Wegorzewska described Rohde as a tall man who wore bell-bottoms, aviator-style sunglasses and a baseball cap with a snout in front and pigtail in back.

Rohde told Wegorzewska that he grew up listening to his dad's radio in Germany.

“It got stuck on the American Forces Network, which was (broadcast) in American English, playing American music," he said. "As a little kid, I was glued to the radio. I had a real love for American English and the music."

As an adult, Rohde collected classic vehicles.

"When he moved to the United States to attend University of Missouri-St. Louis, he bought a 1971 Ford Torino four-door," according to the profile. "He paid $75, and half the driver’s door was rusted away. Out of necessity, he started learning how to fix that car."

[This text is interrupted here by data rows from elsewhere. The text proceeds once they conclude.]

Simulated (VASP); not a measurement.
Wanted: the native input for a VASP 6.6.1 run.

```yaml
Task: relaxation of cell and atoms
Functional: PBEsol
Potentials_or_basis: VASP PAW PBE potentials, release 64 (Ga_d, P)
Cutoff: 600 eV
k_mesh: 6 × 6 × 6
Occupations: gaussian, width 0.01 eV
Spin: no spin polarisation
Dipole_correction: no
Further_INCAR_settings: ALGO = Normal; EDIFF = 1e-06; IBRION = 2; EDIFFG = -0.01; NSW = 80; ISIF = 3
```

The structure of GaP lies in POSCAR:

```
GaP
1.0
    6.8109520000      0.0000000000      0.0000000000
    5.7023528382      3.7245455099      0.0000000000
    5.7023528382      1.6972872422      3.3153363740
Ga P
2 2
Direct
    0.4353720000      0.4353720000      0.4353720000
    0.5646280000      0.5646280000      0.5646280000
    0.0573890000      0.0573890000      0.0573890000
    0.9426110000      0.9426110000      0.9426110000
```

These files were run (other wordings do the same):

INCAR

Later in life, Rohde traveled all over the country to get cars, and he once owned eight of them, Edwards said. Some of his favorites were Lincoln Continentals from the 1970s.

Rohde built a giant garage next to his house, where he worked on his own vehicles and those owned by friends who couldn't afford costly repairs, Edwards said.

"At one time, he prided himself on never spending more than $150 on a car," she said. "He would get cars that people were ready to give away, and he would fix them up."

The Twitter announcement of Rohde's death prompted a series of tweets by former St. Louis Public Radio employee Bob Hudgins, who called him "exceptional" and a "consummate pro, always on time and prepared."

"He devised little tricks to be more efficient and to make his shift sound better," Hudgins wrote. "I marveled at his creativity, his knowledge of what to do to make his performance more enjoyable for the listener. Unless you worked there, you wouldn't have known these things."

Hudgins also addressed Rohde's unusual accent.

"He had a few idiosyncrasies, but I thought he was quite felicitous with English, being that he was a German who had become an American broadcaster," Hudgins wrote. "Could you go to Germany and speak the language so well that you could be on the radio and most listeners couldn't tell that you were American?"